2.5.1. Weights Calculated the Coefficient of Variation Method

The Coefficient of Variation (CV) method is a method that directly uses the information contained in each indicator to obtain the weight of the indicator by calculation. It is an objective weighting method. The basic approach of this method is that in the evaluation index system, the indicators that have a greater variation in the value of the indicators, that is, the more difficult to achieve the indicators, such indicators are more reflective of the gaps in the evaluated units. The CV value is calculated as follows.

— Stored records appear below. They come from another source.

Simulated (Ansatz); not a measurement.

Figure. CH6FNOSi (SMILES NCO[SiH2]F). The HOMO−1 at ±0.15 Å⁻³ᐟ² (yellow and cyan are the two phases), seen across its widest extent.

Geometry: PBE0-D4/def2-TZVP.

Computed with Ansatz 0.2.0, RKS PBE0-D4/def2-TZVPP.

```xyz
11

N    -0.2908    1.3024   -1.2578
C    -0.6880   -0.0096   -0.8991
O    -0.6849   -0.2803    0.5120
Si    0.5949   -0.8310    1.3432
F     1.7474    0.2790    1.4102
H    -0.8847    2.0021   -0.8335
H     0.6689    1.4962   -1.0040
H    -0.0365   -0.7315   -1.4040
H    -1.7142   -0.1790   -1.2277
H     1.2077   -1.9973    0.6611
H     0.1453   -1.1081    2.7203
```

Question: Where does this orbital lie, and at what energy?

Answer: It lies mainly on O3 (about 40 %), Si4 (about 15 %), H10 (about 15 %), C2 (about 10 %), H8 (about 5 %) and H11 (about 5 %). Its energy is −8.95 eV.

• Standardization of the original data through Min-Max method:

Positive indicator:

$$a_{ij}=\frac{x_{ij}-\min \left(x_j\right)}{\max \left(x_j\right)-\min \left(x_j\right)}$$

(1)

Negative indicator:

$$a_{ij}=\frac{\max \left(x_j\right)-x_{ij}}{\max \left(x_j\right)-\min \left(x_j\right)}$$

(2)

where $a_{ij}$—standardized value, $x_{ij}$—original indicator value; $\max \left(x_j\right)$, $\min \left(x_j\right)$ —maximum and minimum values, respectively, of the original indicator.

2.

Calculate the mean and standard deviation of each indicator:

$$\overline{X_J}=\frac{1}{n}{\displaystyle \sum }_{i=1}^n{x}_{ij}$$

(3)

$$S_j^2=\frac{1}{n-1}{\displaystyle \sum }_{i=1}^n{\left(x_{ij}-\overline{X_j}\right)}^2$$

(4)

3.

The CV of each indicator:

$$C_v=S_j/\overline{X_j}$$

(5)

4.

The weights of each indicator:

$${\omega }_j=C_v/{\displaystyle \sum }_{j=1}^p{C}_v$$

(6)

The CV weight calculation results of the 14 factors are presented in Table 4.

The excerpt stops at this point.